In Turkish weddings, as soon as the prayers are over, the bridegroom makes off as fast as possible, followed by the guests, who pelt him with old shoes. These blows represent the adieux of the young man.—Thirty Years in the Haram, 330.

In Anglo-Saxon marriages, the father delivered the bride’s shoe to the bridegroom, and the bridegroom touched the bride on the head with it, to show his authority.—Chambers’ Journal, June, 1870.

Shoe the Gray Goose, to undertake a difficult and profitless business. John Skelton says the attempt of the laity to reform the clergy of his time is about as mad a scheme as if they attempted to shoe a wild goose.

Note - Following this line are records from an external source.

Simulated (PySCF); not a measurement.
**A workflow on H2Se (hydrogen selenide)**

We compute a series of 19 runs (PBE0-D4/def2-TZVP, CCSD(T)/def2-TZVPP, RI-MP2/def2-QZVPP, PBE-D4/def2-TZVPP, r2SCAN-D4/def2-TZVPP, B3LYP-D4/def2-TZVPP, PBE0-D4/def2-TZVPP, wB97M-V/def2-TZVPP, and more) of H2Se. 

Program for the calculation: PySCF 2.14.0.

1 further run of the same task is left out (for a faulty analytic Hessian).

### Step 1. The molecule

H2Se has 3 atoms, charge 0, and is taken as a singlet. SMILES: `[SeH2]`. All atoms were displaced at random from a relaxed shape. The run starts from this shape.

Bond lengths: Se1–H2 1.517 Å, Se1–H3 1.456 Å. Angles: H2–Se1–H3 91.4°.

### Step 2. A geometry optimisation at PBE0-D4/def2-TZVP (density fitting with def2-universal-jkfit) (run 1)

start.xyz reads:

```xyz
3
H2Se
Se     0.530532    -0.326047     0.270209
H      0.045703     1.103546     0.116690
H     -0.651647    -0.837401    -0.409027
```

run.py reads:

What hath laymen to doe, The gray gose to shoe!
   —Skelton: Colyn Clout (1460–1529).

(“To shoe the goose” is sometimes used as the synonym of being tipsy.)

Shoe the Mockish Mare, shoe the wild mare, similar to “belling the cat;” to do a work of danger and difficulty for general and personal benefit.

Let us see who dare Shoe the mockish mare.
   —Skelton: Colyn Clout (1460–1529).

There is a boy’s game called “Shoeing the Wild Mare,” in which the players say—

Shoe the wild mare;
But if she won’t be shod, she must go bare.

Herrick refers to it (Works, i. 176) when he says—

Of blind-man’s-buffe, and of the care
That young men have to shooe the mare.

“To shoe the colt” means to exact a fine called “footing” from a new associate or colt. The French say, Ferrer la mule.

Shoes (He has changed his), “mutavit calceos,” that is, he has become a senator, or has been made a peer. The Roman senators wore black shoes, or rather black buskins, reaching to the middle of the leg, with the letter C in silver on the instep.

(For several other customs and superstitions connected with shoes, see Dictionary of Phrase and Fable, pp. 1134-5.)

Demonides’ Shoes. Demonides was a cripple, and when some one stole his shoes, he remarked, “Well, I hope they will fit him.”—Plutarch: Morals.

Lord Chatham, hearing that some one had stolen his gouty shoes, exclaimed, “I wish they may fit him.”